Looking at Views
When you write a query on a view, the view is translated into its underlying SELECT statements. If you need information from one table but go through a multitable view to get it, you'll pay a price.
Adaptive Server Anywhere create view ordervu as select od.ordnum, od.prodnum,substr( p.name,1, 20) as name, p.price * od.unit as cost from orderdetail od, product p where od.prodnum = p.prodnum [view created]
To find the name of a particular product, you might write a query like this:
Adaptive Server Anywhere select distinct prodnum, name from ordervu where prodnum = 2050 prodnum name =========== ==================== 2050 tax time [1 row]
It gives you exactly the results you want, but a look at the PLAN output is daunting.
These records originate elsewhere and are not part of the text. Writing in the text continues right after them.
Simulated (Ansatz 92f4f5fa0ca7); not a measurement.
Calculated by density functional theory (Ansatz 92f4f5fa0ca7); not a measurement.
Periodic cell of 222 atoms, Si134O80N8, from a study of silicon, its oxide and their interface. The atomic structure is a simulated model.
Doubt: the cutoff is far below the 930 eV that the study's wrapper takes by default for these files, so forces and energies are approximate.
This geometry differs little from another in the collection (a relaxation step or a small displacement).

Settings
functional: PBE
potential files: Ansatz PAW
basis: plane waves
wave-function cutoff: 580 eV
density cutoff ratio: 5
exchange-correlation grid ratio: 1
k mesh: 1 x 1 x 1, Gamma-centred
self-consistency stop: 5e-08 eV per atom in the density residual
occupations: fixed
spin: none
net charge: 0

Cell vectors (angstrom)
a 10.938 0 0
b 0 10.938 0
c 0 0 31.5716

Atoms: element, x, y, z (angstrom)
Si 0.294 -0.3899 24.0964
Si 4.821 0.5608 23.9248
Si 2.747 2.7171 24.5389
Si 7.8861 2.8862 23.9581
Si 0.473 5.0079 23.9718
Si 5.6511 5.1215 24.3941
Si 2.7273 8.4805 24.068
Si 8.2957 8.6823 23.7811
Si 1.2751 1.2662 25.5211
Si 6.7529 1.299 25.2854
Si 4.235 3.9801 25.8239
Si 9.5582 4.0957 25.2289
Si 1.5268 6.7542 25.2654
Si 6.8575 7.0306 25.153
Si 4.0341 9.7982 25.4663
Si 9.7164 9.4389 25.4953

Adaptive Server Anywhere Estimate 13 I/O operations Summarize Subquery1 grouping by orderdetail.prodnum,expr Subquery1: Estimate 13 I/O operations (best of 2 plans considered) Temporary table on (orderdetail.prodnum,expr) Scan product AS p sequentially Estimate getting here 21 times Scan orderdetail AS od sequentially Estimate getting here 693 times
Removing DISTINCT cuts down on the processing a bit, but it also returns multiple copies of the product number and name. It shows one row for every order that includes the product number 2050.
Adaptive Server Anywhere select prodnum, name from ordervu where prodnum = 2050 prodnum name =========== ==================== 2050 tax time 2050 tax time 2050 tax time 2050 tax time 2050 tax time 2050 tax time 2050 tax time [7 rows] Estimate 5 I/O operations (best of 2 plans considered) Scan product AS p sequentially Estimate getting here 21 times Scan orderdetail AS od sequentially Estimate getting here 693 times
Compare the ordervu view PLANs to the product table PLAN for essentially the same query.
Adaptive Server Anywhere select prodnum, name from product where prodnum = 2050 prodnum name =========== ==================== 2050 tax time Estimate 4 I/O operations Scan product using unique index prodix for rows where prodnum equals 2050 Estimate getting here 1 times
Don't use a view if all the data you want is in a single underlying table, and don't make frequently queried views unnecessarily complex.